TE Kellen Winslow noticed some adjustments in the Bucs' playbook since his last practice but intends to catch up quickly
The Tampa Bay Buccaneers opened another week of "organized team activity" practices on Tuesday morning with only about half a dozen players on their current 85-man roster not on the field. Some of the absent players were in the training room getting treatment for minor injuries, a few others were handling outside commitments.
Tight end Kellen Winslow was one of the nearly 80 men who were on the field on Tuesday, after he had missed the first five OTA practices while attending to family matters. Of course, all OTA days are completely voluntary; Winslow thanked Head Coach Raheem Morris and General Manager Mark Dominik for "excusing" him in advance, but he didn't actually require permission. Suffice it to say, everyone was on the same page.
Winslow intends to be at all of the eight remaining OTA practices that precede the mandatory mini-camp in the third week of June and he's excited to be back at work. The only thing that would make it better, he said, is if the games weren't still three months away.
"[OTA practices] are very important," said Winslow. "You do need to be here, and I wish I could have been here. I just couldn't. I wanted to be down here to get the playbook down and just to be here with the guys."
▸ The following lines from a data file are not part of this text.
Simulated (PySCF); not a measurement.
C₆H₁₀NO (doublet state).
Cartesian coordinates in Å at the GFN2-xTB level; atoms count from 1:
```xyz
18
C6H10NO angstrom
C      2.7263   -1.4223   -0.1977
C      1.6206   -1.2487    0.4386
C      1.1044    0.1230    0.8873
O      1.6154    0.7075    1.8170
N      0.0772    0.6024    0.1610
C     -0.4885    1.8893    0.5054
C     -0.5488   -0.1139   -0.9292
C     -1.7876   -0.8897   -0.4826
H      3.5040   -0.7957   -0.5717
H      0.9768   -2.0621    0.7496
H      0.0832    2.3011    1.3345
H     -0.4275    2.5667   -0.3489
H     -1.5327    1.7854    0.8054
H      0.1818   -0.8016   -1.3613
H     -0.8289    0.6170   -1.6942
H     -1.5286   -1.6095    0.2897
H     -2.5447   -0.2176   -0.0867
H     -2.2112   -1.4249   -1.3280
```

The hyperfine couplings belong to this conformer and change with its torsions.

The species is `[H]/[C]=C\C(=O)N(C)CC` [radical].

Winslow attended the Bucs' voluntary mini-camp in late March and early April, the only full-team work before the 2009 draft filled out the 80-man offseason roster. On Tuesday, he could already see the progress that has been made in absorbing new Offensive Coordinator Jeff Jagodzinski's schemes.
"When we had the mini-camp, I took as many notes as I could," he said. "We made some adjustments, so I'm trying to catch myself up, but it won't take long. It's a very simple offense and I like it because it's not too much volume of words. Whoever gets open is going to get open and get the ball, and we're going to run the ball. That's going to be our scheme and I'm just going to try to do my piece for the puzzle and make plays."
Of course, the Buccaneers are just as thrilled to have Winslow back at team headquarters because they expect him to be an integral part of their offense in 2009 and for years to come. He already has two 80-catch seasons in the NFL, either of which would shatter the Buccaneers' single-season record for a tight end, has been to the Pro Bowl and owns career per-game averages of 5.0 receptions and 55.9 yards that compare favorably with the league's best players at his position. Winslow was this prolific in Cleveland by making plays all over the field, well beyond the range of most tight ends, and the Buccaneers hope to utilize him similarly.
"I had a pretty high volume of places I could be in Cleveland and I imagine I would do that here, just to find the matchups and take advantage of those," he said. "It's my second chance. Everything I learned in Cleveland, good and bad, I'm taking it here. I'm excited to go. I really wish the season was tomorrow, just to get going, but I'm just glad to be out there with the guys."
Winslow's first OTA with the Buccaneers continues a five-week run of those 14 allotted days, in which the team can put together full-scale practices, albeit without contact. Most of the players have actually been at the facility every week since the middle of March, but only for weight room work, light running on the field or quick classroom meetings. By contrast, Tuesday's OTA included an early morning team meeting, breakout position meetings, the practice, a weight-room session immediately following the field work and another quick round of meetings.
That was fine with Winslow, who was eager to immerse himself in football again.
"Everybody's working hard," he observed. "I'm just trying to get myself back into shape and into the playbook. I'm just excited to be out there with the guys practicing and getting my wind underneath me."